The theme for the evening was “courage,” which resonated loudly for me as an entrepreneur and small business owner. I was thrilled to finally have the chance to hear from a woman I’ve long followed and admired, arctic explorer Ann Bancroft. Ann did not disappoint, delivering a keynote speech that inspired us with stories of courageous adventure in the face of adversity. She also made us laugh along the way, reminding me of something I’ve long believed: it’s important to take your work, but not yourself, too seriously.

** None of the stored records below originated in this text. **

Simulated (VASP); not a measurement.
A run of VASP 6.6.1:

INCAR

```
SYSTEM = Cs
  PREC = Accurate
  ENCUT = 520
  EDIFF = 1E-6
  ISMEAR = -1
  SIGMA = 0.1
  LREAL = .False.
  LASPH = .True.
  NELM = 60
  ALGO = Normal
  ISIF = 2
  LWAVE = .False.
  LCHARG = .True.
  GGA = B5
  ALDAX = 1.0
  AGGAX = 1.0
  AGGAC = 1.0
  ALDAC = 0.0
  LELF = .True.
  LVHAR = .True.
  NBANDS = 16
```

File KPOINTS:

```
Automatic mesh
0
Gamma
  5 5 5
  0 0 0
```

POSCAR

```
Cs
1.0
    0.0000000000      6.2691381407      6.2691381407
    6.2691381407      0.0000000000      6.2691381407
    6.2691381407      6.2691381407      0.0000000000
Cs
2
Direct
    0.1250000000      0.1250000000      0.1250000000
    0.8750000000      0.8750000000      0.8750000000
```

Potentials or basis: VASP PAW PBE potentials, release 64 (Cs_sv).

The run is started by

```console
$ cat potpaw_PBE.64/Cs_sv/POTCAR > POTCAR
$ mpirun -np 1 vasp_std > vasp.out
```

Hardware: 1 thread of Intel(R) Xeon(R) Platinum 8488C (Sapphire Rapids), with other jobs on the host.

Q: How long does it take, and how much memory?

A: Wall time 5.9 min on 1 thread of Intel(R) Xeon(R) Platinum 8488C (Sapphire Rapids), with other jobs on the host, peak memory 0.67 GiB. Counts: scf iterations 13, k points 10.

It was a treat to be at the event. We share the TRUST’s vision for courageous leadership and have a long history of active involvement with the organization, since joining as members in 2005. Since then, we’ve had two board members—company founder Robin Carpenter and principal consultant Allison O’Connor—take active leadership roles in the TRUST. We’re the creators and sponsors of the annual TRUST Mentor of the Year Award (go ahead, nominate someone this year!), and have twice facilitated the organization’s yearly strategic planning process.
As part of our ongoing strategy of engaging with thought leaders in the industries we serve, Fathom is proud to be actively working with the TRUST to advance best practices and new ideas for the women who are guiding the future of the health care industry every day. Together, we can continue to blaze new trails in a field where change seems to be the only constant.